ESA's new Izaña-1 (IZN-1) Laser Ranging Station in Tenerife, Spain, tracking satellites and debris

 

ESA's Izaña-1 laser ranging station in Tenerife, Spain, has recently undergone months of testing and commissioning, passing its final tests with flying colours. As it reached ‘station acceptance’, it was handed over to ESA from the German company contracted to build it, DiGOS, a startup company in Potsdam. The station is a technology testbed and a vital first step in making debris mitigation widely accessible to all space actors relevant to the future of  space environment. 1)

Figure 1: ESA's IZN-1 laser ranging station on top of the Izaña mountain in Tenerife, Spain, has recently undergone months of testing and commissioning, passing its final tests with flying colours. As it reached ‘station acceptance’, it was handed over to ESA from the German company contracted to build it, DiGOS. The station is a technology test bed and a vital first step in making debris mitigation widely accessible to all space actors with a say in the future of our space environment (image credit: ESA)
Figure 1: ESA's Izaña-1 laser ranging station in Tenerife, Spain (image credit: ESA)
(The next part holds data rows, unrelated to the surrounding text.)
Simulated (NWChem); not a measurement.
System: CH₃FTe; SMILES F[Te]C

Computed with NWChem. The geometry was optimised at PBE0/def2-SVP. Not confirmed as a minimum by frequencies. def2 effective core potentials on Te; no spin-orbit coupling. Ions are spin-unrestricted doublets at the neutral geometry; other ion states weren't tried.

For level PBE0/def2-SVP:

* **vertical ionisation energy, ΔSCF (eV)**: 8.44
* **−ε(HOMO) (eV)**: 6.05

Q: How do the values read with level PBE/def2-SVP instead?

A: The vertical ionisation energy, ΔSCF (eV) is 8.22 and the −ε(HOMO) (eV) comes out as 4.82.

IZN-1, developed and now operated by ESA is a test-bed for future technologies and was installed in mid-2021 at the Teide Observatory. The station, telescope and laser have undergone months of testing and commissioning and since July last year have aimed the laser beam of concentrated green light to the sky to actively detect, track and observe active satellites.

At present, the laser light operates at 150 mW but it will soon be upgraded to also track space debris on the basis of much more powerful infrared lasers with an average power of 50 Watts.

Hence, only satellites fitted with ‘retroreflectors’ can be tracked from ESA’s Izaña station, making up just a proportion of the total population,” explains Clemens Heese, Head of the Optical Technologies Section.

Figure 2: Perched on the slopes of Tenerife’s Mount Teide, ESA’s latest tracking station is focused on the challenge of space debris. Instead of radio waves, the IZN Laser Ranging Station relies on laser light. Its laser pulses probe hundreds of kilometres into space, making contact with items of debris as well as intact satellites, fixing their position down to a matter of centimetres. Operated for ESA by the company DiGOS GmbH Potsdam, this new station is operated as part of ESA’s Space Safety programme, protecting life and infrastructure on Earth and in orbit (video credit: ESA)

“The station will be upgraded in the next couple of years, enabling it to perform the same vital ‘ranging’ services with uncooperative targets – vitally, debris objects and older satellites fitted without retroreflecting patches.”

The First of Many in Europe

While dozens of laser tracking stations are dotted around Europe, the Izaña station’s dual functionality makes it a first. Built by German company DiGOS, the remotely controlled Izaña station can also be used for optical communications and is intended to become a state-of-the-art, fully autonomous robotic system. It is hoped to be the first of many across the globe.

As ESA’s newest addition to the Space Safety family, Izaña-1 provides support for vital collision avoidance and provides a testbed for new sustainable technologies like laser momentum transfer or coordination of space traffic.

Such satellite and debris tracking capability in Europe could contribute to building and accessing a European catalogue of space objects.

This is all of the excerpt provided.